The Home of Metal Open Days were like an ‘Antiques Roadshow’ for Heavy Metal fans, inviting fans to bring their memorabilia and stories and to contribute to the ever-growing Home of Metal Digital Archive, helping build a new collection.
At least 80 volunteers were engaged in the exhibitions and events of Home of Metal.
Working with a team of volunteers to deliver these events, the Open Days informed the exciting series of exhibitions to come. These volunteers were made up of a wide range of people whose interest in the project stems from music, social history, regional pride and more. Capsule have worked closely with a number of volunteers over the past 3-4 years to guide them in their research interests.
The Open Day at Wolverhampton Art Gallery also featured candid live interview events with two legendary figures in the the world of Heavy Metal:
Jim Simpson in conversation with Johnny Doom
Birmingham-based Big Bear, so called after the nickname given to Simpson by legendary DJ, John Peel, runs one of the oldest independent labels in the UK, specialising in jazz, blues and swing artists, although it has also been successful in other music genres. Jim is the unsung hero of Heavy Metal, he ran the progressive club, Henry’s Blueshouse where he inspired Robert Plant, Jon Bonham, Judas Priest and a plethora of others all of whom came to see the legendary American Blues artists Simpson programmed back in the day. He managed Sabbath for their first three albums, which included the seminal ‘Black Sabbath’ album, then Paranoid and Master of Reality.
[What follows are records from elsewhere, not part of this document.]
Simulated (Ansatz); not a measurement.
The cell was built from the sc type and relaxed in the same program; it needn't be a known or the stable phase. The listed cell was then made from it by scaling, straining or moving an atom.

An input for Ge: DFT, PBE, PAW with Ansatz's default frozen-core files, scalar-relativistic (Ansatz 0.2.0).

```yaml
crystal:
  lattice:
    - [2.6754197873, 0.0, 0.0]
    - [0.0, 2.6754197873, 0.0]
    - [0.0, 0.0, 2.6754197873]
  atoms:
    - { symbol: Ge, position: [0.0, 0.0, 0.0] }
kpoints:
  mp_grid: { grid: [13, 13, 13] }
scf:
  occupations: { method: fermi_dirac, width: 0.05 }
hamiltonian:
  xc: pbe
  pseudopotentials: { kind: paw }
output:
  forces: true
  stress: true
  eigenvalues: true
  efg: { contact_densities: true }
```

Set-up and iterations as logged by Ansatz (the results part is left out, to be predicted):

Digby Pearson, Earache Records in conversation with Johnny Doom
The label has made its name releasing some of the most brutal albums of the past two decades. Earache has been home to such outfits as the legendary Napalm Death and Godflesh as well as a host of other extreme bands. Earache’s artists have set the standard for cutting-edge, uncompromising music. But just as inspiring is the story of how it came to be. Nowadays, internet wizardry or a truckload of cash can be a band’s best friend, but in the early days, Earache had neither. All it had was one man; founder, patriarch and self-confessed obsessive, Digby ‘Dig’ Pearson.